Campaign to bring historic Henry VIII tapestry to Bishop Auckland faith museum

A campaign has been launched to make a historic tapestry the centrepiece of a new faith museum opening in Bishop Auckland.

The Burning of the Heathen Books captures the moment Henry VIII broke from Rome declaring himself as head of the Church of England.

It was commissioned by the infamous English monarch around 1535 and was among the most expensive works of art of his reign.

For over 200 years it was thought to be lost but in 2014 it was rediscovered in Spain.

The Burning of the Heathen Books was one of the most expensive works of art commissioned during the reign of King Henry VIII. Credit: S Franses Gallery, London

The Spanish government imposed an export ban on the work, stating it could only return to Britain if purchased by a suitable institution for a price of around £3.55m. A further £1 million is needed for export taxes and other costs.

A campaign to bring the tapestry back to Britain in the Faith Museum in Bishop Auckland is gathering pace with over £350,000 already being crowdfunded.

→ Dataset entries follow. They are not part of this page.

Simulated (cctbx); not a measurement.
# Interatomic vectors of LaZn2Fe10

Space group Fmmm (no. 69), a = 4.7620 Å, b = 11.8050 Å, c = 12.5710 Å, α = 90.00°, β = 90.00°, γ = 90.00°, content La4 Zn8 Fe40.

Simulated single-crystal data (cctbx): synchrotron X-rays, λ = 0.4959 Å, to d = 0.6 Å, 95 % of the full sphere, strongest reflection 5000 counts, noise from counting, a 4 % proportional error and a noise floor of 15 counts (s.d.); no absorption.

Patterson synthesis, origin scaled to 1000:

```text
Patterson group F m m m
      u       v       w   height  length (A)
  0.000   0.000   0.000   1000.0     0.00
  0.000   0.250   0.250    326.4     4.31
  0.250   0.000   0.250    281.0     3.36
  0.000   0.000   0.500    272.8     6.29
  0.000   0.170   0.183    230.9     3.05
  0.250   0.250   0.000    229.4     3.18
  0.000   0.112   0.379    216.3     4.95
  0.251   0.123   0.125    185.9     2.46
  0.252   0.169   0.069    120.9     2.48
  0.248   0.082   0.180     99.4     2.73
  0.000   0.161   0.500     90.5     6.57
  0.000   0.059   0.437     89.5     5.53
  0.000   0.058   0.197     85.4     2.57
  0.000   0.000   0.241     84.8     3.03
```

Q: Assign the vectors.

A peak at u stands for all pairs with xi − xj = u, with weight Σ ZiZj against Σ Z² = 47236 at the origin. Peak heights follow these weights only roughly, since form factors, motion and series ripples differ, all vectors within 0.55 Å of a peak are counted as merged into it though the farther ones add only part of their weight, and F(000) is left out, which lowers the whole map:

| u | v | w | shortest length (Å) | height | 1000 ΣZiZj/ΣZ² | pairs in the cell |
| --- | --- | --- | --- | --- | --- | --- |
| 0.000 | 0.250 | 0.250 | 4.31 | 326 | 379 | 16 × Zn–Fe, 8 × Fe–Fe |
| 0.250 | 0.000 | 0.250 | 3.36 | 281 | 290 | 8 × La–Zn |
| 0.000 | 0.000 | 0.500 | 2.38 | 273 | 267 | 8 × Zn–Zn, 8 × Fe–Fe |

Jonathan Ruffer, founder of the Auckland Project, said: "This tapestry needs to come back to England. It needs to be in an appropriate place and Auckland is that appropriate place.

"To come into a building as high status as this and find an object that can match its own authority is astonishing. I can't think of a single item anywhere in the treasure houses of England than the one we want here."

The tapestry is worth £3.55m Credit: S Franses Gallery, London

The campaign has the support of a number of prominent faces of the Church of England including Paul Butler, the Bishop of Durham.

"It would be a wonderful centrepiece for the new museum and draw more people to come to all that's now available in Bishop Auckland," he said.

The Faith Museum, which will be located within the walls of Auckland Castle, will tell the story of 6,000 years of faith in Britain through permanent collections and artefacts loaned from other museums across the country.

It is due to open to the public in October.